I’ll let you in on a little secret. I’m not a photographer! I’m a travel blogger that likes taking photos and up until recently relied mainly on my smartphone for images. Start talking metering with me and my eyes glaze over. I just want amazing photos!
Relying solely on my smartphone for images can be problematic: 1) it can take great photos, but the light has to be perfect and I find myself adapting the way I take photos to work with its strengths; 2) photos and videos drain the battery and it usually dies right when I NEED to take that perfect shot; and 3) once I was so eager to take a pic of a seagull on the beach in Santa Cruz that my iPhone slipped out of my hand and my screen shattered!

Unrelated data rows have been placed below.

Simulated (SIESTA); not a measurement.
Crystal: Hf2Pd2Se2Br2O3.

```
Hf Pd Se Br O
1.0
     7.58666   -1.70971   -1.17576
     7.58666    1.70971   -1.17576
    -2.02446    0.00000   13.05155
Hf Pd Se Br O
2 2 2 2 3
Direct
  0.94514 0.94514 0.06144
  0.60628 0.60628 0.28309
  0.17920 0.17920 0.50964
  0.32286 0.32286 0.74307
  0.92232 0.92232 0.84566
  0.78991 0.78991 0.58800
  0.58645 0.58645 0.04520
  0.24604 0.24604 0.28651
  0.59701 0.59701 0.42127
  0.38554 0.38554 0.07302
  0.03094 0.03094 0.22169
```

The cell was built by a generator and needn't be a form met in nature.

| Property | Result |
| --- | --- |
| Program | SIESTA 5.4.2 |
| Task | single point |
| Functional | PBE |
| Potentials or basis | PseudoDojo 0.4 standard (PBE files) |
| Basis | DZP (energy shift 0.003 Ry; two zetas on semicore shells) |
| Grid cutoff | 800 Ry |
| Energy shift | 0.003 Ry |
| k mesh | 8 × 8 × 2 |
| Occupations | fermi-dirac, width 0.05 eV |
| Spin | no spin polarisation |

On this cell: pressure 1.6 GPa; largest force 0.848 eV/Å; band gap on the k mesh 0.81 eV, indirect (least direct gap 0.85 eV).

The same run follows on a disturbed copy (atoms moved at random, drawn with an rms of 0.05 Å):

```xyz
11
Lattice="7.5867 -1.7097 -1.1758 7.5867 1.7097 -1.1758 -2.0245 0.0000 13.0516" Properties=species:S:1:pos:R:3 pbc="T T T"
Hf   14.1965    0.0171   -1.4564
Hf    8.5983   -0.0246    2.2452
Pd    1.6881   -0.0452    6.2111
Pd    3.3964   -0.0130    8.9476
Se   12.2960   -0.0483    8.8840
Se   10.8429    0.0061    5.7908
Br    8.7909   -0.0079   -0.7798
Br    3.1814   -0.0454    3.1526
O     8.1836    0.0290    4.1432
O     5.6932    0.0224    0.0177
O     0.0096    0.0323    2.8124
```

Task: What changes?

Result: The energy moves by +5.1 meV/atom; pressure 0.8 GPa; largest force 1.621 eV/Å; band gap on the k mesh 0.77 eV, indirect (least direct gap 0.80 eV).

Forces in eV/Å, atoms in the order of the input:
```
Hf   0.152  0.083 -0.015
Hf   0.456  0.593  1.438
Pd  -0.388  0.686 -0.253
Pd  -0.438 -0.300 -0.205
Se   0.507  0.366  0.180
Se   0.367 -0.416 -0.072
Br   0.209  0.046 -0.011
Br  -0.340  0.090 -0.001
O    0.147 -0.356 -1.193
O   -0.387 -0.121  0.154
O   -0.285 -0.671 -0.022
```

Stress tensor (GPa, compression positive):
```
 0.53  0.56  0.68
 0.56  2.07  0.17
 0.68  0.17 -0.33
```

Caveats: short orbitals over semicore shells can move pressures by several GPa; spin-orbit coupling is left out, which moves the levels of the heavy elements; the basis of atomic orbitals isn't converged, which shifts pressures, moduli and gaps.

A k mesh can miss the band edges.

As photography becomes more intrinsic to what I do, I realise I need to up my game. Smartphones are great in many situations such as when I’m outdoors and the light is perfect, but they don’t cope well in low light (i.e. taking photos of food in a restaurant). I usually don’t even try to take pics with a iPhone in those situations – because I know from experience they won’t turn out.
A smartphone’s best feature is that it is always with you. Moving up I need a something small enough to be able to tote around easily, yet the quality has to be worth the tradeoff.
That’s where Fujifilm comes in. I’m trying out their new X-A3 to see how I got on my life as a travel blogger and mum capturing photos for family and friends, and social media of course!
On paper the camera looks amazing. The X-A3 is a mirrorless camera (one of the reasons it can take great pics but stay compact). It’s 24.2 megapixel sensor is much bigger than a smartphone which means photos will be sharper and the colours should pop more. (To compare, my iPhone 6 Plus is only 8 megapixels). It should also allow me to take those cool looking shots with a blurred background (shallow depth of field). The camera is good for shooting in low light situations, where a smaller sensor would give grainy images and muted colours. It sounds perfect for me.
The Modern Family all eagerly awaited its arrival. My teenage daughters were impressed. The camera has a retro look and comes in 3 colours (silver with black, brown or pink). I choose black though I nearly, nearly, nearly went for the pink.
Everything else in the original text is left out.